Fewer dependencies with streams

I've felt for a while that dependency injection is a problem design in modern software. It's not so much anything to do with the idea or the implementation but that the problem that it solves really shouldn't exist in the first place. It's something that's only really useful once a piece of software has become so tedious or difficult to initialise that the whole process requires automation. Dependency injection can become a way to hide a spaghetti design underneath a layer of automation.

The notion of test mocks has a similar issue. They're often used as a worse way to declare classes, but they're also used to test if some piece of internal state is modified in a particular way. It seems that if there's a need to observe a piece of state, it should be possible to do so without needing some kind of fake intermediary class in the way.

These techniques are fragile: not guaranteed to cause problems, but code drift over time and carelessness can easily result in large pieces of software starting to exhibit issues more and more.

The issue seems to stem from the notion of objects that communicate through method calls. For instance, in a logging system, we might use a Logger object and we might send some data to the log by calling Logger.Debug("blah"). To observe what our logger is doing we need to implement a new version of it that puts the log messages aside somewhere (and we need to define what that 'somewhere' is). To add a logger to an object, we either need to instantiate it statically, meaning our observe now needs to also exist statically, or every object that either logs a message or creates another object that wants to log needs to have a reference to the logger added to its constructor.

As the code base grows the original choice of logger class becomes more and more entrenched through the codebase. It becomes extremely onerous to change it at all.

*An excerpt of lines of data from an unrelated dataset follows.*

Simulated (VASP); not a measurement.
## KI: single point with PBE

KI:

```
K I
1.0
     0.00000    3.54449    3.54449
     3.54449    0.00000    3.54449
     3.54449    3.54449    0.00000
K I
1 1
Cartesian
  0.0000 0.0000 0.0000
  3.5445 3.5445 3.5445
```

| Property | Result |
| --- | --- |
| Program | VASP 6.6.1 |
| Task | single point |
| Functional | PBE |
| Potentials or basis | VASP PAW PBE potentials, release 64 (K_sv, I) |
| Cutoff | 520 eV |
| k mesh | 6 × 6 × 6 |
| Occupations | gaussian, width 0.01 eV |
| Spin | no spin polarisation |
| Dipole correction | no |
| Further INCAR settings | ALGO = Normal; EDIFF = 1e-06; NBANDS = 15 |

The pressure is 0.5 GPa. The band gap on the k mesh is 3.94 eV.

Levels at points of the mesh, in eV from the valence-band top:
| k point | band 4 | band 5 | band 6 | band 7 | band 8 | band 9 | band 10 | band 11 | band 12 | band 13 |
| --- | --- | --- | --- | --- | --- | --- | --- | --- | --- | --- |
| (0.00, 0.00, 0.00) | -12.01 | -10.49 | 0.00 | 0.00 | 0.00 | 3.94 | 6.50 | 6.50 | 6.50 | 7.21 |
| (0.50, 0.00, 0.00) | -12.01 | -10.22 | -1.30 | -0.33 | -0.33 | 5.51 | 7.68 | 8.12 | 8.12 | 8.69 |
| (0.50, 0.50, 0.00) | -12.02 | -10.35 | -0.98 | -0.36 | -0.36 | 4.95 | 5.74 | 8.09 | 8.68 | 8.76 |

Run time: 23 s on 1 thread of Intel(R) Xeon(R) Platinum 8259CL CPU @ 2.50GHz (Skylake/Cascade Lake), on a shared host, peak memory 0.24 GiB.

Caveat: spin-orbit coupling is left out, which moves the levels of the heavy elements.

If we start adding in other 'universal' services: user-interface pieces, the console, HTML and HTTP handlers, etc, etc we can rapidly approach a situation where every object has a huge list of 'standard' parameters in its constructor, or where we decide that these things are universal enough that dependency injection is not a pragmatic approach.

An alternative to methods

There's an alternative way for two components to communicate other than invoking methods on one another. It's possible for a component to simply generate an output stream that can be picked up elsewhere. For example, an object could provide a way to retrieve something like a Stream<LogMessage> instead of invoking the logger directly. This object does not need to know about the precise logger implementation, and this object's logging behaviour can be tested directly by reading from the stream with no need for an intermediary.

One less dependency to inject and simpler, clearer tests would seem to be a win all by itself. Better yet, streams can easily be filtered or transformed. In our logger example, say a particular set of actions are performed on behalf of a user. A simple filter can be used further up the hierarchy to add this information to the log, rather than needing to somehow distribute this information downwards. Similarly, it's much easier to integrate logs from other sources or change their format when the messages are presented as a stream rather than via an object.

None of this is particularly new. UNIX has used the stream as the primary means of communication between processes and the kernel since it was first designed. Smalltalk, one of the original object-oriented programming languages used messages instead of methods (making a Smalltalk object essentially the recipient of a stream). Rx is essentially streams with a different name and a certain amount of extra baggage.

These larger systems that are based around streams show off one of the less obvious but perhaps most useful benefit of designing systems that are connected together through streams rather than objects: by reducing the number of 'hard' dependencies, large systems can be built by connecting small programs together. Small programs can be more easily maintained, and the overall form of the system is easily mapped through its connections.

There are some difficulties with streams. One is particular to the logger example: what if nothing is listening? That would be a critical problem for a logging subsystem as messages could go missing, but it has a potential solution from UNIX: the standard streams (stdin, stdout and stderr) can be redirected but still go to a default location when this is not done explicitly.

Another issue is that there may be poor support for anything beyond character streams in a lot of languages. More modern languages are addressing this, fortunately. Streams of objects and usable structures are much preferable to characters that have to be parsed before they can be used.

The notion of building large systems out of small programs connected by streams can be one that produces a strong software structure. However, it's possible for this structure to become lost and for a piece of software to instead become a large program implemented with streams. There are still benefits (better testability remains, for instance), but maintenance becomes much harder when a strong separation of concerns is lost.

Conclusion

Streams are an almost forgotten tool that enable a different form of dependency inversion. For objects that produce an output or process an input, doing so in the form of a stream of data removes the need for those objects to have any kind of direct dependency on the corresponding producer or consumer object. What's more, it's much easier and more natural to transform a stream through a pipeline of objects than it is to use a forest of decorators to achieve the same effect.

It's much easier to test code that uses streams; a test can be expressed literally as an input and an expected output. A place where it appears that a mock is needed to check for a callback is perhaps a place that's calling out for an output stream to be used instead.

A program that produces a stream as an output can in turn be used as input for another program. This seems like a small benefit, but it's a way to take two small programs and combine them into a bigger system without one developing any kind of direct dependency upon the other. Keeping small programs small in this way makes it possible to build large systems with many fewer maintenance headaches.